As delivered by Dr. Simon Adams, Executive Director of the Global Centre for the Responsibility to Protect. United Nations Headquarters, New York.
I thank the Foreign Minister of Germany and the Deputy Prime Minister of Jordan for hosting this important event, as well as the UN Deputy Secretary-General and this remarkable cast of panelists.
Human rights – especially with regard to protecting civilians from mass atrocity crimes – must be at the heart of the work of the Security Council. This is not only in keeping with the principles and purposes of the UN, it is essential to its legitimacy and credibility in the eyes of the world.
The reasons are clear. Although the UN was formed in the aftermath of the Holocaust and a devastating world war, we currently have the greatest number of civilians displaced by war and atrocities since 1945. This is precisely why we, and other members of civil society, emphasize that there is a direct link between protecting human rights, preventing atrocities and maintaining international peace and security.
As we mark the tenth anniversary of the global commitment to the Responsibility to Protect, we therefore welcome the Secretary-General’s Human Rights Up Front Action Plan, and commend the tireless work of the Deputy-Secretary-General to advance the initiative.
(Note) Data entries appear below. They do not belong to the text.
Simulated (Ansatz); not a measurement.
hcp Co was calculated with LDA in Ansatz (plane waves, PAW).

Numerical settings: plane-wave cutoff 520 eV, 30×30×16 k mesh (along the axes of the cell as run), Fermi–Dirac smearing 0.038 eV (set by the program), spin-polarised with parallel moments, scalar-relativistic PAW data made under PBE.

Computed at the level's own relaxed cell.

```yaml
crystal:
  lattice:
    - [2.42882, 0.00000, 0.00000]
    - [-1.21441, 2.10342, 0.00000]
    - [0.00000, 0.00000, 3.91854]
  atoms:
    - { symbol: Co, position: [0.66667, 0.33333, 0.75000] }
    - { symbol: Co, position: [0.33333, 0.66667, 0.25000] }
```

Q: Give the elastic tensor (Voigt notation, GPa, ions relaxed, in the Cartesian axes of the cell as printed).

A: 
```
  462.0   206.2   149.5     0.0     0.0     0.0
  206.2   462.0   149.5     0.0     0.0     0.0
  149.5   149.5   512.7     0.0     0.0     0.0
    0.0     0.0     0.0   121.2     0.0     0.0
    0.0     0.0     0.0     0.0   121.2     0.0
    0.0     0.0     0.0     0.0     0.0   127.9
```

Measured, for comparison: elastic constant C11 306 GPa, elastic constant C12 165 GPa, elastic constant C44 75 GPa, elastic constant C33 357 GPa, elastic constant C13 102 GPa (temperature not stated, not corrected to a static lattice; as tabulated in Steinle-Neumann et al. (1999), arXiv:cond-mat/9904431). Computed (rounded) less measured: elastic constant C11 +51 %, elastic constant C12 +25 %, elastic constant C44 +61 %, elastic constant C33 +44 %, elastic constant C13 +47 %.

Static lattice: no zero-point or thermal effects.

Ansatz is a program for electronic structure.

We encourage all Security Council members to make better use of horizon-scanning briefings, hold Arria Formula meetings and Informal Interactive Dialogues. We also encourage more regularized briefings by the UN Special Advisers on the Prevention of Genocide and the Responsibility to Protect, as well as by High Commissioner Zeid, Special Representative Bangura, and other special advisers and representatives. We recognize the need to strengthen the link between Geneva and New York with regard to early warning and timely preventive action.
The Security Council must also provide greater support to the International Criminal Court.
Maintaining peace, protecting human rights and promoting justice are not incompatible objectives. They are essential to ensuring that the UN remains relevant in the twenty-first century.